The aim of this study is to reduce the Ni content to 3 wt% and to manufacture a small nickel particle size to prevent particle agglomeration for high-temperature calcination and reaction, thereby minimizing carbon deposition. Ni metal is relatively cheap, the Ce component has high oxygen storage capacity, the Zr component has high redox reaction ability because it has acid–base properties at the same time, and MgO prevents carbon deposition and improves Ni dispersion. By impregnating these components into an Al₂O₃ carrier with a large surface area, a Ni/Ce-ZrO₂/MgO-Al₂O₃ catalyst with excellent durability and high temperature resistance in reforming reactions is prepared. In particular, conditions such as temperature, space velocity, and steam/carbon (S/C) ratio play an important role in the reforming reaction of C6–C7 oil from the pyrolysis of waste plastic. It is to find conditions that can maximize hydrogen yield and minimize unreacted materials at the same time.

2. Materials and Methods

2.1. Catalyst Preparation

The catalyst used in the present study was prepared by Ni-ɤAl₂O₃ to produce 3 wt.% Ni/Ce-Zr-Mg/Al₂O₃ (Figure 1), and the zirconium nitrate (Zr(NO₃)₄) and cerium acetate solution (CH₃CO₂)₃Ce·6H₂O) were loaded into a slurry-state. Solution (1) was created by mixing uniformly at ~500 rpm, stabilizing at 40 °C, and then putting the ɤ-alumina ball in the Ce-ZrO₂ solution, then leaving it for 60 min. The ɤ-alumina solution was evaporated using an evaporator at 40 °C and 90 rpm for 60 min, and then heated for 3 h at 900 °C (5 °C/min) in a furnace to obtain powder. Thereafter, Ni (II) nitrate solution and magnesium nitrate were mixed to produce a slurry-state solution (solution 2). Solution (2) was impregnated into powder (1) and heated for 6.5 h at 750 °C (3 °C/min) in a furnace to produce the catalyst Ni/Ce-Mg-Zr/Al₂O₃.

2.2. Catalyst Analysis

To analyze the properties of the 3 wt.% Ni/Ce-Zr-Mg/Al₂O₃ catalyst surface, the specific surface area during the physisorption of N2 (−196 °C) at 300°C was measured using the Brunauer–Emmett–Teller (BET) method. The catalyst surface was characterized by BET (ASAP2020 Plus version 1.02, Micromeritics, Norcross, United States) at the center for advanced materials analysis at Suwon University. The surface and composition of the catalyst were identified using SEM (FEI-Apreo Scanning Electron Microscope, Thermo Fisher Scientific, Waltham, MA, USA). Subsequently, the catalyst was desiccated for ~1 h at 120 °C and coated with metal (Au) for measurement at a voltage of 10 kV with a Mode2 (Detector T1, T2). X-ray diffraction (XRD) was used to analyze the catalyst compositions using a Philips Xpert Power Diffractometer and PAN analytical(USA) at the Center for Advanced Materials Analysis, Suwon University. The catalyst specimen powder was pretreated for ~5 h at 250 °C to remove moisture under a N₂ gas flow. Measurements were performed using Cu-Kα radiation, scanning speed of 8 θ min⁻¹, 2θ range of 10–80°, beam conditions of 30 mA and 40 kV, and a fixed specimen axis of 5°. Catalyst-binding energies before and after the reaction were analyzed using X-ray photoelectron spectroscopy (XPS, Thermo Fisher Scientific, K-Alpha plus model). The thermal stability of the catalyst was measured using a TGA (TGA 4000, Perkin Elmer, Waltham, MA, USA) by increasing from 30 °C to 900 °C at a rate of 10 °C min^−1.
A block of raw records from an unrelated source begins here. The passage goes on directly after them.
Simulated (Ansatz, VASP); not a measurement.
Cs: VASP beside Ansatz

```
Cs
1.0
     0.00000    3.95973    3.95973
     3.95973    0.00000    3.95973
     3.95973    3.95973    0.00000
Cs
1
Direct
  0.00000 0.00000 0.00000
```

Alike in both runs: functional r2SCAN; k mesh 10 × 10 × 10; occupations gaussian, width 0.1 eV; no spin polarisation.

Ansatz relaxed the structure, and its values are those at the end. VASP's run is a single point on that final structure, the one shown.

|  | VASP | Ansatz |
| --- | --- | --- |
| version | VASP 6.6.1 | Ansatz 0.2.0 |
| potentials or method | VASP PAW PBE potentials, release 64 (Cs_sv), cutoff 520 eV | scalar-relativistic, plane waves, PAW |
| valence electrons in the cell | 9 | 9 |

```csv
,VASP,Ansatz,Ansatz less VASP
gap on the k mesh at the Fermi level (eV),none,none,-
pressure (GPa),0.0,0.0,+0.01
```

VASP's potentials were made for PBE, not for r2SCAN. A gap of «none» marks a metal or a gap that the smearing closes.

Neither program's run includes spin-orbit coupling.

2.3. Experimental Method and Procedures

The experimental equipment used in the present study is shown in Figure 2. At the bottom of the reactor, the Ni catalyst was charged with the plug-flow system (PFS) before increasing the temperature to the desired extent using the heater. First, a mesh net and quartz wool were layered at the bottom of the reactor and filled with ~1 g of catalyst. Then, a k-type sensor was installed to measure the temperature. The reaction product of the liquid oil and water was quantitatively supplied to about 160 °C vaporizer using the micropump and the vaporized mixed model oil was injected into the reactor. The reaction product gas was analyzed in the gas chromatograph after removing nonreactants and water in the cold trap (~2 °C). The products were analyzed with a YL Instrument 6500 System(Anyang, Republic of Korea); two channel columns were an SS COL 10FT 1/8″ PORAPACK N (Model: 13052-U) and Phase None, Matrix 45/60 Molecular Sieve 13X. Hydrogen, methane, and carbon monoxide were analyzed using a thermal conductivity detector (TCD), and carbon dioxide was analyzed using a flame ionization detector (FID) with a CO₂ methanizer. The gas chromatography (GC) oven temperature was maintained at 35 °C for 0–6 min, and the temperature was increased to ~170 °C at a rate of 15 °C min⁻¹. For the FID, hydrogen and oxygen were injected at 35 and 300 mL min⁻¹, respectively, at a temperature of 250 °C. For the TCD, hydrogen and argon were injected at 35 and 20 mL min⁻¹, respectively, at a temperature of 150 °C. The byproduct and nonreactants of the liquid oil were analyzed using the capillary column of GS-Carbonplot.

Among C6–C7, substances presented in proportions of 1.5 mol% or more were selected to create mixed model oils (

Table 1. Mixed model oil concentration.

	Boiling Point (°C)	Concentration of Pyrolysis Oil (%)	Mixed Ratio of Model Oil (%)
1-Hexene	63.4	1.55	11
N-Hexane	68.7	1.84	12
1-Heptene	93.6	2.77	17
N-Heptane	98.5	2.17	12
Toluene	110.6	6.13	48

) and used as reactants.

Experimental conditions (

Table 2. Experiment conditions.

Temperature (°C)	750, 800, 850
Pressure (atm)	1
GHSV (h−1)	7600, 10,000, 15,000, 19,100
S/C ratio	0.6, 2, 3, 4

) used to ascertain the impact in hydrogen yield included reaction temperatures of 750–850 °C under atmospheric conditions, space velocity of 7600–19,100 h⁻¹, and a S/C ratio of 0.6–4.

The gas that flowed through the reactor was analyzed using the GC, and the hydrogen yield and carbon conversion rate were determined by the following Equations (1) and (2).

$${\mathrm{Y}}_{\mathrm{H}2} = \frac{{[{\mathrm{H}}_2]}_{\mathrm{out}}}{\left[{\mathrm{H}}_{\mathrm{Steam},\mathrm{i}\mathrm{n}}\left]+4\right[{\mathrm{H}}_{\mathrm{oil}, \mathrm{i}{\mathrm{n}}_{}}\right]}\times 100$$

(1)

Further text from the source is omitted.